The Geek Icon
Living in the dark dungeons of the internet
The Importance of Being Geeky (reprise)
Etymology: probably from English dialect geek, geck fool, from Low German geck, from Middle Low German
1 : a person often of an intellectual bent who is disapproved of
2 : a carnival performer often billed as a wild man whose act usually includes biting the head off a live chicken or snake
- geeky /'gE-kE/ adjective
Definition courtesy of the Merriam Webster online dictionary.)
The common definition for the term 'geek' implies one or more of the following:
- Someone who has an inordinate interest in some scientific subject that most other people find boring or intellectually intimidating.
- Someone who has few social skills and never gets invited to parties.
- Someone who wears glasses, unfashionable clothing, or has a bad haircut.
- Someone who is especially well-behaved and rarely rebellious; a goody two-shoes.
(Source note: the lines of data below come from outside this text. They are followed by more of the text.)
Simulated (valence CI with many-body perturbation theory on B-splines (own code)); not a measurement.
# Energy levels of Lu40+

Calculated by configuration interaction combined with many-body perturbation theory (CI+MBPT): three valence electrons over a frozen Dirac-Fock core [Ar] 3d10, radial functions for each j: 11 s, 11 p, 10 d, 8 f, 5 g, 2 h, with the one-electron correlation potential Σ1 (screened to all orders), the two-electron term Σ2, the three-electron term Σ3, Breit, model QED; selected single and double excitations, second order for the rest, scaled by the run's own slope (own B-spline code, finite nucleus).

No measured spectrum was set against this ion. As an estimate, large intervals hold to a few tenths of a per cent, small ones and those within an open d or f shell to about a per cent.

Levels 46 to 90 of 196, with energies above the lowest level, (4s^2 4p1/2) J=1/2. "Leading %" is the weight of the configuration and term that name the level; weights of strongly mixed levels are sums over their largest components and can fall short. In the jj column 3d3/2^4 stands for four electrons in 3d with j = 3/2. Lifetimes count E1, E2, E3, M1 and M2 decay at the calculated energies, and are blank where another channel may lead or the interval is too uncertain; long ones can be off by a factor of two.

- Someone who in no way qualifies for the labels 'cool' or 'popular.'
- Someone who spends more time reading or using a computer than hanging out with people or watching MTV.
Circus freaks aside, we all have known a geek: the one with the pimples who sat alone at lunch, the one the teachers loved because he/she always had the correct answer in Maths, the one that got beat up at least once a week in P.E., the one that always came to school dances without a date. Maybe we ARE that person. I certainly more than qualify as a geek. But this is not a trial- and- tribulation treatise on my woes of life as a geek. Definitely not. The 1990's are the decade of the geek, and I'm here to celebrate geekdom in all its freakish glory.
Portrayals of geeks have hardly been pleasant. Especially in most of those 1980's brat pack flicks, where all the real happenin' people would hang out in their ripped Guess jeans and puffy quilted vests and scoff at those more studious or less fashionable. Sometimes geeks have even been shown to be downright evil, like the quiet and sweet-faced serial killer in Copycat, who taunted Sigourney Weaver with accurate recreations of famous murders. Even in films like Revenge of the Nerds, one had lots of fun cheering for the misfits, but when one left the theater, one didn't go out and purchase a pocket protector. And I doubt I need to further detail how geeks were viewed and treated in real life in every grade school playground across America. It wasn't pretty.
But it seems people are realizing that those shy, weird people they used to pick on and make fun of in primary school usually manage to acheive a fair amount of success in later years. Slowly, the geek has begun to obtain a sort of cult following (ultimate example: Fox Mulder of the X-Files). Famous figures like Steve Jobs and Bill Gates show that all those hours spent tinkering with computers instead of hanging around the Stop N Go really paid off. Even some celebrities admit they were a bit weird and unpopular in their earlier years.
It's obvious that being a geek is no longer so much of the badge of shame that it used to be. However, this might have a negative effect on the entire nature of geekiness. Allow me to explain, if I can. While I certainly love my geeky qualities and admire them in others as well, I have to wonder what will become of the concept of geekiness if it should become popular? The whole point of being a geek is that you are the outsider, the loner, the square peg, so to speak. If the geek becomes universally accepted, is it really geeky anymore?
While I certainly don't condone the abuse of other people (especially after many years of being on the receiving end of such abuse), I have to say that part of what being a geek is comes from experiencing that social rejection. In fact, one might argue that some of the afflictions and difficulties geeks suffer are what encourage them toward later greatness. Suffering the emotional wounds of being a social outcast and surviving it can give a person the inner strength to some day acheive the success that is missed or passed over by people who already consider themselves successful or complete. Popularity breeds contentment, and if you are the kind of person to whom the most important thing in the universe is becoming a Homecoming Queen, what will you do with yourself after you graduate from high school?
So here, precisely, is my point. Being a geek is a significant (and difficult) social role to fill. Many of the people in the world who have brought extraordinary change and technological advances would qualify for geekdom (look at Albert Einstein's hair!). However, to celebrate the geek is not to popularize geekiness. Geeks and mass-marketing don't go well together. I say, let the geek forever be an underground phenomenon. We geeks function well as outsiders, and we should maintain our geek integrity by staying that way. Although we crave love and affection like any other human being, that doesn't mean we have to be mainstream to find it.
And what about me? Is this just an opportunity for self-aggrandizement and to say I'm better than everyone else for being an anti-social weirdo? Not at all. I hardly have the kind of ego to assume I'm destined for greatness, or better than anyone else because of my personality. I do have confidence, however, that if I remain true to my geekish nature, it will definitely take me somewhere interesting.